I spend a lot of time reading. I have a lot of reading to do for my PhD: often memoirs, as my research is into life writing around disability, and then also academic texts on areas like literary theory and disability studies. I’m really enjoying my research, but I’m also making sure to give myself time each day to read something non-PhD related. For half an hour each night before I turn the light off, I love losing myself in a good book. It’s nice to have this bit of ‘me time’, and it helps me unwind and relax at the end of a busy day.
Here are some of the books I’ve been enjoying recently.

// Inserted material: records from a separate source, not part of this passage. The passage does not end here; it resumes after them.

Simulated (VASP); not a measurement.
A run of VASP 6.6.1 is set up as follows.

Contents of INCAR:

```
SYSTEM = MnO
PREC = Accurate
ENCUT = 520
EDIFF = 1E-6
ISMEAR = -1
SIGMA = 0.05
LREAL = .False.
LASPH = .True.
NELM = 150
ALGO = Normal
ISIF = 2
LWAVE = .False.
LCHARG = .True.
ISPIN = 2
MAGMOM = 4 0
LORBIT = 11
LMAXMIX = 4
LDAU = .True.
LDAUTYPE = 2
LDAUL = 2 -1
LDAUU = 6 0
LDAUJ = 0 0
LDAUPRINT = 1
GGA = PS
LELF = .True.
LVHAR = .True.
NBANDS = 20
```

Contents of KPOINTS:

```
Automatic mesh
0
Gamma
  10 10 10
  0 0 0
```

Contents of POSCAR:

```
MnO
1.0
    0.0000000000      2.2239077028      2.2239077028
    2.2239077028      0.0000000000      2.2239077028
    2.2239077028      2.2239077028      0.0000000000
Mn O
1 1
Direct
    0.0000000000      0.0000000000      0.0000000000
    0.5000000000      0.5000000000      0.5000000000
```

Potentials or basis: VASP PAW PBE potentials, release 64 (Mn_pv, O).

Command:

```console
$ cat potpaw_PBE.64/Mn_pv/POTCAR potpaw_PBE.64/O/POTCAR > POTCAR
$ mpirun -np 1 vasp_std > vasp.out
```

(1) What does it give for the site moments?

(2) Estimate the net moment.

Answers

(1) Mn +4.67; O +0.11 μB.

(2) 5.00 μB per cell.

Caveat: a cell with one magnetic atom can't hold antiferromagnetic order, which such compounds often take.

The Miseducation of Cameron Post by Emily M Danforth
I read a lot of young adult novels. Partly because I write young adult fiction and so it’s useful to be familiar with it, but also because I genuinely enjoy it. One of the best young adult novels I’ve read recently is The Miseducation of Cameron Post. As well as the way it so deftly deals with LGBTQ+ identity and discrimination, I also loved this novel for its beautiful writing. The vividness of characters and place (it’s set in Montana) is so well done, and I was immersed into this evocative, powerful book.
A Snowfall of Silver by Laura Wood
A Snowfall of Silver is linked to another of Laura Wood’s young adult novels, the gorgeous A Sky Painted Gold, which I absolutely adored, so I was very excited to read this when it came out a couple of months ago. Set in the 1930s, it sees eighteen year old Freya leave her sleepy Cornish home and travel to London with the hopes of becoming an actress. Laura makes the historical setting so real and enticing, and I immediately warmed to the humour and enthusiasm of Freya and the other characters. It’s a believable, touching story by one of my favourite young adult authors.
The First Person and Other Stories by Ali Smith
I love a good short story collection. I think it’s the way you can experience a short story in one sitting, and how a collection can take you through so many different lives. I haven’t read enough Ali Smith (I desperately need to read her much-praised seasonal quartet) so decided to give this collection a try. I like the slight surrealness of some of the stories, the unexpected directions, and the way she addresses questions of perspective and narration.
A Thousand Splendid Suns by Khaled Hosseini
Over the past few months, my lovely sister-in-law and I have been recommending each other books. I love hearing her thoughts on books I mention to her, and trying the ones she suggests. Reading is naturally quite a solitary thing, so having someone to send WhatsApp voice notes to where I share how I’m finding her recommendations is really lovely, and so far we’ve had some great conversations and seen much-loved books from new perspectives. A Thousand Splendid Suns came highly recommended, so I started reading a couple of nights ago. It is set in Afghanistan and follows the story of Mariam, a young woman whose story I’m already feeling so drawn into and moved by. I’m only a few chapters in, but I can tell this is a novel that deserves the high praise it receives. I’m looking forward to reading more.